In the Name of the Father, the Son, and the Holy Spirit.
Today we celebrate the day of the Dormition, the repose of the Most Holy Virgin Mother of God. This is our patronal feast, but it is also the patronal feast of the whole Russian Church from ancient times.
How can we celebrate the Dormition? As a day of death? Only if we remember two things: First, that for us who remain on earth, death is the bitter, painful separation from our loved ones. But for the one who dies, death, dormition (falling asleep) is a triumphant, magnificent meeting of a living soul with the living God. Throughout the course of our lives we are hastening towards the fullness of life that the Lord promised us. Whether we know it or not, we can only find this fullness in God. Those who know this—the saints, those who truly believe, and those who waver—as well as those who do not know this, and even those who denied this all their lives, will on the day that their soul departs from the body appear before the living God, Who is life, joy and beauty. And as Fr. Alexander Elchaninov wrote, there is no soul that, having seen divine beauty enwrapped in divine love and the light of eternal life, will not bow down to His feet and say, “Lord! I have sought Thee alone throughout my life…”

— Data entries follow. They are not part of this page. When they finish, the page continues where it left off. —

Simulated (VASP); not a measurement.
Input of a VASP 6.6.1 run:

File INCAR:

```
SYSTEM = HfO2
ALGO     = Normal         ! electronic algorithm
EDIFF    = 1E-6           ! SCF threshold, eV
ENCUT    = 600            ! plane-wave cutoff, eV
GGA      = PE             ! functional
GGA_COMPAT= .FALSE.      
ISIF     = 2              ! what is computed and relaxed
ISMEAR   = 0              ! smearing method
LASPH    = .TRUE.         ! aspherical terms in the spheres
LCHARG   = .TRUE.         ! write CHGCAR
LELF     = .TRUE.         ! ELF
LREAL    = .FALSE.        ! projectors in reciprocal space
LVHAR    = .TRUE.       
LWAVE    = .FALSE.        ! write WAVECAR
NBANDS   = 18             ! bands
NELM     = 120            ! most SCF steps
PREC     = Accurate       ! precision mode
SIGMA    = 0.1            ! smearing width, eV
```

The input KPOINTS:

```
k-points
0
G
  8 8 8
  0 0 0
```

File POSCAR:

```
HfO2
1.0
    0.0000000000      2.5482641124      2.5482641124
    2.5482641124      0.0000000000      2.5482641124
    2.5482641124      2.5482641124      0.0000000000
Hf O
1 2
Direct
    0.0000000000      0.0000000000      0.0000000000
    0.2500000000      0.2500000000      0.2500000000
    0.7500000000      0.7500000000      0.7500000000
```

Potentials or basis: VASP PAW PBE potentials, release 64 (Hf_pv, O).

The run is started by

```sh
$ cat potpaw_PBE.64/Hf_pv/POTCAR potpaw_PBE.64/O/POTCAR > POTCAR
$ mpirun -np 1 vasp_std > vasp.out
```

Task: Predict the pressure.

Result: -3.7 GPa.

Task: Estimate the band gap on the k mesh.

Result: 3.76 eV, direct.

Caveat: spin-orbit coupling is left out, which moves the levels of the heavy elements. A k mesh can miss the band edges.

On all paths of both righteousness and unrighteousness, man seeks for this fullness, this unspeakable beauty, this meaning, and this all-conquering, all-purifying, all transforming love. Therefore, when we ourselves are faced with the death of a loved one, no matter how deep our grief may be, no matter how torn apart our soul may be, we must learn to cross ourselves, place ourselves under and before the Cross of the Lord, and say: Yeah, Lord! I am afflicted with perhaps the greatest grief that could happen to me, but I rejoice that the living soul of a person I love has been made worthy today to stand before Thy glory and partake of the fullness of life in transfigured glory…
We are not speaking in vain about how dormition, as the apostle Paul reminds us so many times, is the temporary sleep of our flesh until the day of its resurrection. And so, celebrating the Dormition of the Mother of God, we not only believe that she will be resurrected on the last day, as will we all, but we also know for sure from apostolic tradition, from the experience of the Church—not only of saints but also of sinners, whom the Mother of God has sought with her love, mercy, and compassion—that she has already been resurrected in the flesh as well, and entered into the life that will be revealed to us at the end of time. Therefore we can celebrate today with full joy the Dormition of the Mother of God, when the chains of the body fell from her, when she was freed from the bounds of created existence, when she departed from the narrow confines of this fallen world, and in full glory, in her full unspeakable beauty, in her full purity stood before the face of Her Son and God, before the face of God the Father.
Our joy can be made perfect without tears, without grief, for this is the triumph of life. But it is also a testimony that the resurrection is not an empty word, not an allegory, but that we all, as God promised, will be resurrected and enter into the fullness of our humanity—both in soul and in spirit, in flesh and in eternity, into the eternal joy of our Lord.
Therefore let us rejoice and be glad on this day!
How wondrous it is that the Russian Church, as far back as the eleventh century, beheld this mystery, received this mystery of the Mother of God, the mystery of life, and death, and resurrection, and the final triumph, which made this feast the feast of the Russian Church. Amen.